Work has been nuts the past couple of weeks. There is so much going on that I can't do better than half-assed at anything, which is not my favorite mode. I am not a perfectionist, but I prefer 3/4-assed.
Tonight, my pod left for Utah, which I thought would make me lonelier than it has. At least so far, it's novel. The quiet is amazing. I didn't know how much I needed quiet until this evening. I feel like these four hours of silence have fixed everything that was ever wrong with me. You guys can come back now!
I'm flying out to meet them next week, to watch Sean run his first 100-miler. I am so excited for him. He'll be running the Zion 100 in southern Utah, which is one of his favorite places on the planet. He hasn't been there in years, and I think he was just about to melt into a puddle of New England sadness if it weren't for this trip. He isn't sad really, he just doesn't fit in here. Although I am more capable of fitting in, I don't really enjoy it. Being in Utah together will be so good for us. We might never come back.
The last time I was in Utah was 2005, when Maple was about a month old. I was in the midst of a severe MS relapse, but we went anyway. Here's me, awkwardly holding Maple. I couldn't really move my arms. It's a miracle I didn't drop her.
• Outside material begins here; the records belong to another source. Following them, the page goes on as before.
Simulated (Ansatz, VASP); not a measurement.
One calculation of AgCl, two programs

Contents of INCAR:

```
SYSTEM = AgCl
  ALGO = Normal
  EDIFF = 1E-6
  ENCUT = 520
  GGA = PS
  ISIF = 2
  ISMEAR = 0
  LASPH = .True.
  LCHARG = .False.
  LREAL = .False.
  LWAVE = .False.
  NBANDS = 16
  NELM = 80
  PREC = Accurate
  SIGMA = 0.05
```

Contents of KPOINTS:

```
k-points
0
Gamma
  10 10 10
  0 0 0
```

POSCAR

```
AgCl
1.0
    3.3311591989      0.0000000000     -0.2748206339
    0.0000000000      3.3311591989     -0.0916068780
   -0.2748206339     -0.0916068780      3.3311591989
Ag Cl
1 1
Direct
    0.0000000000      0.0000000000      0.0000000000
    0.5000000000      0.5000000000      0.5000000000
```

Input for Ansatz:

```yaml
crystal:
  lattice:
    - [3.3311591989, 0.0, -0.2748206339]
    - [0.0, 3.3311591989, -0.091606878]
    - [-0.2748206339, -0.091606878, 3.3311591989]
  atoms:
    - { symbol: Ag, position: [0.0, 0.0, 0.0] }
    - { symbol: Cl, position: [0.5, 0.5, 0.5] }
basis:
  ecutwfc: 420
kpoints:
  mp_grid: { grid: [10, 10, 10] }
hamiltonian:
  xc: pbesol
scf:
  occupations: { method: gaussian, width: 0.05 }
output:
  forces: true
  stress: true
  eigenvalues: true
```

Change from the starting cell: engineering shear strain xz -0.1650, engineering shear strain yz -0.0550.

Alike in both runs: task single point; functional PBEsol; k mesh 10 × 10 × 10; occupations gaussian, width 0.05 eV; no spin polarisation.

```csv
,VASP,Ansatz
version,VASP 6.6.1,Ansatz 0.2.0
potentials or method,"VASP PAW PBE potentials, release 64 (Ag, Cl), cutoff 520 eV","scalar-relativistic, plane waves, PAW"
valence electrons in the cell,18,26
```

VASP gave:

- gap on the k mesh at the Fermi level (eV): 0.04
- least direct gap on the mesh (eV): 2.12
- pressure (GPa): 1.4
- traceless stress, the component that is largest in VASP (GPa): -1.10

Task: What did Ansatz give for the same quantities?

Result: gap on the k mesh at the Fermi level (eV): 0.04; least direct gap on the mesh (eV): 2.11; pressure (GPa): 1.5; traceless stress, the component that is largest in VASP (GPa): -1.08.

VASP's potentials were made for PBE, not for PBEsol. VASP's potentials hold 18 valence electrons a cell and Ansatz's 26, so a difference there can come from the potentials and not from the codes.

I had a hard time speaking during the relapse, but I could walk just fine. And my boobs worked, which was really the only thing that mattered anyway. Sean had to feed me when we'd go out to eat because my hands didn't work too well. People stared and whispered that someone that drunk shuld not be trusted with a baby. I haven't thought about that in years. Good times!
My goal for this trip to Utah: feed myself. And maybe run a few miles.
Lovely ... I want to visit Utah, the red mountain areas myself! Good grief, people said that? Some people have no business talking. Enjoy your "me" time while you have it. The few times I ever have it, I miss my family so much, but I know the quiet is good for us too. Pamper yourself a little and have a great time in Utah!
ReplyDeleteA 100 miler?! That's so totally amazing. I just crewed/paced my friend' sfirst 50 miler and was so inspired. And speakng of inspiring, you are one strong mama! I can't believe you were going through such a hard time when your daughter was so tiny. It's good to know you have such a supportive husband, but your strength and determination is really special.